National Register Listing

Cemetery Chapel, San Marcos Cemetery

TX 12, San Marcos, TX

American Gothic Revival tastes ran the gamut from frilly to stark. San Marcos' Cemetery Chapel is in the latter category, "Carpenter Gothic". The open air plan also recalls the brush arbors that served the first pioneers until they could afford genuine sanctuaries.

The earliest settlers used a plot in the Lindsey addition, a block from where the First Methodist Church now stands, as a cemetery. Mrs. W.W. Moon was the first person buried there, in 1846. The City of San Marcos Cemetery Association in 1876 bought a plot further from the town where a few people, including six slaves, had already been interred. This became the present cemetery.

Before the chapel was built, mourners had to make a long carriage journey into town for the service and then another out to the cemetery. This was too time consuming for those who wanted to be back on the farm by dark. Also, cemetery chapels were "in vogue" across the southwest where mild weather made them possible. So architect Edward Northcraft and builder Ralph Smith were contracted in 1886 to erect a chapel on a cross plan. They would have five months to complete the $450 structure. Their work was well received. The chapel has hosted the last rites of the town's most respected citizens and veterans of the Civil, Spanish-American, and World Wars.
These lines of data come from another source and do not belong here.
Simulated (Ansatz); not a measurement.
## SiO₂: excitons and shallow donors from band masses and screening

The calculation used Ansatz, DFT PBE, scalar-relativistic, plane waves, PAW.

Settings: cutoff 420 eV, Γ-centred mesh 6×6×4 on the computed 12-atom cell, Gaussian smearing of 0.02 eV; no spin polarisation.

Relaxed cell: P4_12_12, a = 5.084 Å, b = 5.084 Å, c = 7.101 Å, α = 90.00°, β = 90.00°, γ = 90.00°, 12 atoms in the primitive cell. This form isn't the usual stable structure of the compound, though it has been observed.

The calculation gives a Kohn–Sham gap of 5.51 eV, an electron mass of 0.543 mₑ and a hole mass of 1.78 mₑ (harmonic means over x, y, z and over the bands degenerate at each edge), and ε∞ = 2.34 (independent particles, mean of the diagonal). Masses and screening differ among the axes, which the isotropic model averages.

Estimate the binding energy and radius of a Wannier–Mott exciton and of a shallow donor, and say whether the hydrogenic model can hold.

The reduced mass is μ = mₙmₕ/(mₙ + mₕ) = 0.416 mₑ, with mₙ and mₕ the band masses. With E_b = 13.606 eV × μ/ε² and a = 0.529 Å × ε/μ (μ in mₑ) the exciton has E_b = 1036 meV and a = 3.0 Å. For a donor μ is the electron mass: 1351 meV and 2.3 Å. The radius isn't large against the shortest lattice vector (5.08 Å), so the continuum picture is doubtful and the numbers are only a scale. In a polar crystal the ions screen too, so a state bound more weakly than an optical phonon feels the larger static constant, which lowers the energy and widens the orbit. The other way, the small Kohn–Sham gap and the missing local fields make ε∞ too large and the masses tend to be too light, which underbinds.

Local significance of the structure:
Architecture

Listed in National Register of Historic Places in 1983.

The National Register of Historic Places is the official list of the Nation’s historic places worthy of preservation. Authorized by the National Historic Preservation Act of 1966, the National Park Service’s National Register of Historic Places is part of a national program to coordinate and support public and private efforts to identify, evaluate, and protect America’s historic and archeological resources.